TEXT ME • Jan Herman de Boer – Anina

TEXT.ME Young Curators

A cold metal world floating on an even colder sea

On Alcaeus Spyrou’s ‘Anina’

 

By Jan Herman de Boer

It is dark and silent on board the MS Anina, as well as in the infinite vast sea, indifferently lifting the motor ship. Unrecognizable shapes that could be either ship or sea fill the screen. Because of this, the room I’m in is gently filled with light. 

I think it’s neither ship nor sea; it is ice.

Now, the shapes are no longer abstract. The ship arrives in the harbour, and there is a clear distinction between the industry and the world. Next to the harbours’ machinery are hills covered in trees, cars drive by.

The artist describes the video as “documenting a voyage on board a container ship, crossing into Baltic. It takes the form of a film essay without a narrator.”

What is this film essay made of? Is it metal, rain, and ice? The cold radiates from the screen, but it doesn’t reach my body, wearing a woollen sweater and sitting on a comfortable couch. The floor sparsely illuminated by the video is scattered with black pillows, making the room even more comfortable.

In documenting this voyage, the camera keeps changing perspectives. At first, it shows forces of nature portrayed in such a way that is truly beyond scale, which I believe is typical for such incomprehensibly large actors. 

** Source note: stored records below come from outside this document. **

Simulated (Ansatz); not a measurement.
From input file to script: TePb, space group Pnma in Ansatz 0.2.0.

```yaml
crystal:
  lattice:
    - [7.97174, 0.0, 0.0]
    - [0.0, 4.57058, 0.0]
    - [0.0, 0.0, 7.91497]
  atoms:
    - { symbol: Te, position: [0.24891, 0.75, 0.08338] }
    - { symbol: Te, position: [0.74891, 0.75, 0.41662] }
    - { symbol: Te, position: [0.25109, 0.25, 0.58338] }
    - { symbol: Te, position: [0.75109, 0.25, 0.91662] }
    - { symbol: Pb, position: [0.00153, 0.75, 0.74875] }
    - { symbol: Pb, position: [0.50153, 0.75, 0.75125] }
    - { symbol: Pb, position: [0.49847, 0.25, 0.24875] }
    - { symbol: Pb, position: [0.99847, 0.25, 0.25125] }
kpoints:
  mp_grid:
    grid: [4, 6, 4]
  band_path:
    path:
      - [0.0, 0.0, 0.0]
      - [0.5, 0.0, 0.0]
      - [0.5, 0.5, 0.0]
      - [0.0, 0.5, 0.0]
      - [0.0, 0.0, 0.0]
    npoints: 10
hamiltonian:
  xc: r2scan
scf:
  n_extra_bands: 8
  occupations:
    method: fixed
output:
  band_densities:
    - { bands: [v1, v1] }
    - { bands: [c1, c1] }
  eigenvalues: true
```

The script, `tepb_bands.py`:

As soon as the ship enters the harbour, we enter a more human frame of reference. Ship, water and ice start to separate. The harbour is inhabited by a handful of workers and a very large amount of metal in the shape of shipping containers, cranes and other infrastructure that is not familiar to me. 

I feel alienated in this world.

The boat is back on the sea, and as soon as the harbour is out of sight, I lose my human sense of scale again, and again I am under the spell of the sea. Now, having experienced how human scale looks on this screen, the boat looks even smaller, the shipping containers granular. Crude but structured, like the tiny grains of sand that make up concrete.

Alcaeus Spyrou presents himself as a filmmaker and highlights three films on his website: ‘Pave PARADISE’ (2022), ‘Why the mountains are black’ (2021) and ‘Anina’ (2017). Why the mountains are black is a documentary-style film with a similar length to Anina. The film shows a small team of ethnolinguists interviewing Greek-speaking elderly women in the Albanian region of Himare. In this film, the interviewees’ language is mixed with images of sea, mountains and overgrown cultural landscapes. Anina also plays with these cultural and natural perspectives: the man-made boat and the sea. 

In Why the mountains are black, the story is spelled out for the viewer and put in front of impressive imagery of  mountains and sea. In Anina, the incomprehensible large forces of nature become the subject instead of the decor.

With this twenty-minute long video, Alcaeus Spyrou won the audience award at the Media Art Festival Friesland. This is not the first time the film won a prize, and it was shown at several before MAF’s Young Mmaster’s exhibition. According to Spyrou’s website, the film has been shown at several film festivals (a.o. Athens, Lisboa &  Prague), was broadcast by the Greek National Broadcast Corporation, and won the 2018 Swedenborg Prize.

The screen the video is projected on, not much larger than one you would use for presentations, is a safe barrier between me and the cold metal world floating on an even colder sea. It prevents me from fully immersing myself.

George Mazari’s film “Dream of desert land x1” at another location in the festival is projected on a screen that has the same dimensions, contributing to my feeling that a standard screen size is used, therefore bringing the video exploring the scale of nature, machinery, and humanity back to a safe human scale. Too human for my taste. Too safe.

There are names on the shipping containers TEX China shipping, P&O Master, Hapag- Lloyd, Maersk. 

On a lifebuoy is the text MS ANINA.

About the author

Jan Herman de Boer (they/them, he/him) works as an educator and artist, in these intersecting practices they use sculpture, performance, and video. They employ humor, friendship, partnership, and the absurd in navigating the cultural field and the world of arts education, frequently touching upon curatorial practices.

They received a BFA in fine arts and design education (NHL Stenden 2020) and are currently studying for an MFA in applied museum and heritage studies (Reinwardt Academy). They currently live/work in Amersfoort and Leeuwarden.

At the Media Art Festival, Jan Herman’s work can be seen in the educational program, where they create tools that can be transformed by students into interactive media artworks.